>
>http://www.whitehousedrugpolicy.gov/policy/ctac/index.htm
>
>Ah yes, it makes me nostalgic for Ye Olde Panopticon. I remember, back
>in the days, when they were contstructing one in my friend's
>neighborhood. We used to ride our dirt bikes all around the
>construction site, popping wheelies, wiping out (sometimes we'd hide
>behind a tree and sneak a cigarette). Then one day some white men in
>suits (I remember it vividly--they had white hair too) caught my friend
>looking around a little too closely, I guess, and, well, you know the
>rest of the story.
>
>-Alec
I didn't want this to slip by on such a multi-valent note.
This web-site, and the future of the "War on Drugs", is simply terrifying.
McCaffery the benevolent gaurdian-patrician of Latina youth? It's such a cunning ruse how they say they're doing it for the children. The children who will grow up one day to be old enough to be constructed as criminals and addicts.

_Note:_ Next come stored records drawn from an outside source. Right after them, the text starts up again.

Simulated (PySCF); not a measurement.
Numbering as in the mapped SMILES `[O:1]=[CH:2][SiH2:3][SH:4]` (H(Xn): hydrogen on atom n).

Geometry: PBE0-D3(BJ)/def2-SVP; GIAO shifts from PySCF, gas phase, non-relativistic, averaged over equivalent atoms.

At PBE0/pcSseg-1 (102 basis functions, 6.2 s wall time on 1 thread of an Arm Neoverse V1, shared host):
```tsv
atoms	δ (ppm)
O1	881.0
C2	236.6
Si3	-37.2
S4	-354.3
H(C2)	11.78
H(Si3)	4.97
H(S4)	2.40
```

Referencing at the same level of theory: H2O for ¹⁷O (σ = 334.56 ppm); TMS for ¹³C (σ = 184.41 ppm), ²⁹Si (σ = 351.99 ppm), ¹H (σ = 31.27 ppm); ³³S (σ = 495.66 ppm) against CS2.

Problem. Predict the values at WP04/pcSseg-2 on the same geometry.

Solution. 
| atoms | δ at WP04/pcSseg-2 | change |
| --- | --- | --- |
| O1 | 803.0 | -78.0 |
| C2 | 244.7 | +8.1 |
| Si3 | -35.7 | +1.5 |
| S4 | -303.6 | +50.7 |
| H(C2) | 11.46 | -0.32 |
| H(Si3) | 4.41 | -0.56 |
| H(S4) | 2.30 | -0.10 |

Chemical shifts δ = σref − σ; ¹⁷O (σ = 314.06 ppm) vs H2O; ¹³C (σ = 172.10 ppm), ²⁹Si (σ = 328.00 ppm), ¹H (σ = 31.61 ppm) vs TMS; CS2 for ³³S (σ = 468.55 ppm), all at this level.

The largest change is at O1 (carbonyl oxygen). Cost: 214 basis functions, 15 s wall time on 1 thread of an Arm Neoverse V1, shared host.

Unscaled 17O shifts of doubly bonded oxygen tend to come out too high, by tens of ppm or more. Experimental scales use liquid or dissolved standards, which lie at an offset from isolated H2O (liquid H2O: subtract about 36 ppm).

The white house drug policy web site shows some of what goes in to building an addict identity, how criminals and addicts are produced as neurological mutants, and the future that's in store for them (police brutality, prison, neurological re-wiring, and while we're at it let's throw in surveillance devices implanted in the back of the neck).
I do think the metaphor of the panopticon is most appropriate here, with all the implications of surveillance, battle, racial purity, "purity of bodily fluids", distribution, classification, control of bodies. I wonder, are tobacco smokers neurological mutants?
It's cunning, too, how the dissemination of surveillance is used. That way much more than the "drug problem" can be monitored and maintained.
Drug illegality is useful in so many ways to maintaining dominant legal institutions.